Lineage and Traceability
Field-level lineage connects every schema field across all API types (REST, GraphQL, gRPC, AsyncAPI, Webhooks, MCP) back to model entities and database columns. Governance blocks link to model entities via governs edges. Together, this creates end-to-end traceability from risk documentation through API contracts to data storage.

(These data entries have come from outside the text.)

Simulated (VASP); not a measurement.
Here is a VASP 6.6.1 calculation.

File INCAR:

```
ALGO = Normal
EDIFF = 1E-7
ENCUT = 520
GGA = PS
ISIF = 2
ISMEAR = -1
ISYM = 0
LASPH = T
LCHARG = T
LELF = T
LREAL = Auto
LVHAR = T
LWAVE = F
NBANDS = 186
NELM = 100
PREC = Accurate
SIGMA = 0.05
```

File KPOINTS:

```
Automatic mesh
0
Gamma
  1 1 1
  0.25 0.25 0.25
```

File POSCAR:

Traceability is the ability to follow a data element from a governance decision, through API contracts, down to its storage in a database column or model property. In most organisations, these connections exist only in people's heads. NeoArc makes them explicit and machine-readable through two complementary mechanisms: field-level lineage on schemas and governs edges on content blocks. Together, they create an unbroken chain from risk documentation to data storage, across every API type the system supports.
The Shared Schema System
All API types in NeoArc use the same underlying schema system (.cf.schema.json files). This is a deliberate architectural decision with profound governance implications. A schema defined once can be referenced by a REST endpoint, a GraphQL operation, a gRPC method, an AsyncAPI message, a webhook event payload, and an MCP tool input, all sharing the same lineage back to the model.
| API Type | How Schemas Are Used | Schema Reference Field |
|---|---|---|
| REST API | Request bodies, response bodies, error responses, path/query parameters | requestBody.schemaRef, responses[].schemaRef |
| GraphQL | Return types, argument types for queries/mutations/subscriptions | returnTypeRef, arguments[].typeRef |
| gRPC | Proto messages for request/response (reuses shared schema with isProtoMessage flag) | requestSchemaRef, responseSchemaRef |
| AsyncAPI (Event-Driven) | Message payloads and message headers across supported protocols | payloadSchemaRef, headersSchemaRef |
| Webhooks | Event payloads for HTTP callbacks | payloadSchemaRef |
| MCP (AI Tools) | Tool input schemas, tool output schemas | inputSchemaRef, outputSchemaRef |
Field-Level Lineage
Each schema field can declare its lineage: where the data originates. Lineage entries specify a source type and the coordinates of that source, creating maps-to edges in the Intent Graph.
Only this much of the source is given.